Crawling & learning process

In the previous section, you successfully linked all your company apps to Glean. Now, three essential background processes will take place, each crucial for optimizing Glean's functionality:
- Crawling - Glean fetches data from your connected apps.
- Indexing - Glean creates a model of the data that was fetched and incorporates it into your organization's search index.
- Learning - Glean processes the data that was fetched using Machine Learning (ML) to create a search and ranking algorithm tailored to your organization's data and users.
Timelines for completion
The time required to complete all three processes will vary depending on the size of your organization and the volume of content that Glean needs to process. The combined crawling and indexing processes can take approximately:
- Two to three days to complete for a typical small organization, or small volume of content.
- 10 to 14 days for a typical large organization, or large volume of content.
The machine learning (ML) process can take an additional two to 14 days, depending on:
- The GCP or AWS region that your Glean tenant was deployed to (and the tier of TPU/GPU hardware available in that region).
- The amount of content that needs to be processed as part of each ML workflow.
These times should be used as an estimate only.
Your Glean engineer will advise you once all crawling, indexing, and learning processes have been completed. The remainder of this document will cover these processes in more detail.
For now, you can proceed to the next step: Populate Content.
About crawling and indexing
When you initiate a crawl for a data source for the first time, the crawling and indexing processes are initiated. During this time, Glean will:
- Crawl the content (and associated permissions & activity metadata) for the selected data source.
- Create the Glean Knowledge Graph by indexing the crawled content, mapping it together, and creating a real-time model that can be referred to in response to a user's query.
Crawling is the process in which Glean fetches data from within your organization's sources of data for the purposes of creating the search index.
The Knowledge Graph is a real-time model of your organization's indexed information. It is a map that links all content, people, permissions, language, and activity within your organization. It is designed to provide users with the most personalized and relevant results for their queries in a matter of milliseconds.

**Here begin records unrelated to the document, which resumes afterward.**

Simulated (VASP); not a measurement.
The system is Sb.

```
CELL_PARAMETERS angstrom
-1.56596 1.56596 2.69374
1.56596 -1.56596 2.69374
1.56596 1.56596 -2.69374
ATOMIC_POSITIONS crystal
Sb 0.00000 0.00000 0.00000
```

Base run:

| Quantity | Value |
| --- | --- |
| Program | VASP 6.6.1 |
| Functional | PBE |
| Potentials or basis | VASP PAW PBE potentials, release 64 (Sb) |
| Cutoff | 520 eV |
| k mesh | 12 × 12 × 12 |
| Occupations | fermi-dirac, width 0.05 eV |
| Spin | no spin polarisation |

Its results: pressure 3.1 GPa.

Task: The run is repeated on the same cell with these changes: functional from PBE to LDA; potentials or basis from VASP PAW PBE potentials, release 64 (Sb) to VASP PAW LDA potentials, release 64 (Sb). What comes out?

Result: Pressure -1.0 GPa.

Indexing is the process in which Glean makes content ready for display in search results by creating (or updating) your organization's Knowledge Graph: the mapping between all content, people, permissions, language, and activity in the company.
Check the crawling and indexing status
You can check the status of your in-progress crawls at any time by going to Admin Console → Platform → Data sources and reviewing the table of configured apps.
When a data source is undergoing its initial sync, it will appear under the Initial sync in progress section, which is split into two phases:
- Crawling (step one of two) - Glean is actively fetching content and metadata from the data source.
- Indexing (step two of two) - Glean is processing the crawled content and incorporating it into the Knowledge Graph.
Once both crawling and indexing are complete for a data source, it will move from Initial sync in progress to the All data sources section, where it will appear alongside other fully-synced sources.
For each data source, you'll see:
- Items synced - The total number of items (documents, messages, files, etc.) that have been crawled and indexed. If a document has been crawled and indexed, it's visible in Glean.
- Change rate (items/day) - The number of changes (edits, additions, deletions) synced in the past 24 hours, reflecting ongoing freshness after initial sync completes.
Status and metrics refresh on an hourly cadence. If you don't see immediate updates after making changes, check back in about an hour.

Check the status of your in-progress crawls at any time by going to Admin Console → Platform → Data sources
Crawling and Indexing FAQ
About machine learning
Once the crawling and indexing processes have been completed, Glean will initiate several Machine Learning (ML) workflows that will run on all indexed content.
The ML process is critically important and is responsible for:
- Optimizing search query understanding and spellcheck.
- Understanding synonyms, acronyms, and semantics used in documents and between employees within your organization.
- Enhancing relevance rankings for search results and people suggestions.
- Enabling query suggestions, predictive text, and autocomplete.
- Training the unique language model for your organization; which is essential for operation of Glean Chat and Glean Assistant.
Usage of Glean is not supported until the ML process has completed successfully. You should not allow users access to Glean until all ML has completed.
Check the machine learning status
The ML workflows are background processes. It is not currently possible to check the status of these inside the Glean UI.